Back when Gordon and I started blogging, we wrote a lot of "observing the world" posts. This post is like that --sort of 2004-ish.
I recently downloaded (but have not read) a new biography of David Foster Wallace called Every Love Story is a Ghost Story by D.T. Max. Wallace is from Champaign-Urbana, from an academic family, so I can't help but be interested. I've read all of Mary Karr's memoirs, and Wallace makes an appearance in one, so I'm anxious to see if she's in his biography. (Besides the law, I love to read fiction and am inexplicably drawn to "memoirs of affliction" so the biography should be an intersection of the two, I guess.) In reading the reviews of the biography, I was struck by the similarities between how Wallace's place in the literary world is similar to James Dean's place in Hollywood. Wallace only wrote three novels, one of which was published posthumously. (Wallace also wrote short stories and essays, some of which are as famous as his novels). Dean starred in only three films, though he was an extra in a few others. Both, of course, died at young ages when both were becoming quite famous for their incredible gifts.
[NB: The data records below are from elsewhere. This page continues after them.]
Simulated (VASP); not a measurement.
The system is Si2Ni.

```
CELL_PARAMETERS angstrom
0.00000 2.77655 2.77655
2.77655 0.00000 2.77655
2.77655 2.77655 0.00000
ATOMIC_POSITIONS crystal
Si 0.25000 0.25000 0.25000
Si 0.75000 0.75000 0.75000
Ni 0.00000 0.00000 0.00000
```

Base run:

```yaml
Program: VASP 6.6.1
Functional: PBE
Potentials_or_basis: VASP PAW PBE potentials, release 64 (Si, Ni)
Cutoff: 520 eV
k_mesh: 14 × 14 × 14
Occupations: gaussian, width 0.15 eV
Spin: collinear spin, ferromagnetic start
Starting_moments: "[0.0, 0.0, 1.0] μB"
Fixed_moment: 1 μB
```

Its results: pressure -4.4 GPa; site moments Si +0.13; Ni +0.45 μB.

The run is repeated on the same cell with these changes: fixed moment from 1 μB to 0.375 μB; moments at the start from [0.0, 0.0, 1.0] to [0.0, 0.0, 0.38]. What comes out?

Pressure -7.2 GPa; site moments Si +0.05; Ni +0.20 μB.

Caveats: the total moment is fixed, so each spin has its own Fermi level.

Posthumously, both Wallace and Dean have become even more famous than in life. Dean is a Hollywood icon, whose famous face is well-known in popular culture. Wallace himself was portrayed in a Simpsons episode, though television culture generally only knows literary authors who stick to vampires and wizards. At a bookstore in O'Hare airport last year, I took this picture because I was struck by the inclusion of Infinite Jest, a book that did not appear on the NYT bestseller list until Wallace died, even though it was swamped by literary praise and awards. The number of folks who have plowed through its 1000 pages is probably small compared with other well-known books. But this display puts Infinite Jest with Gone With the Wind, Moby Dick and War and Peace.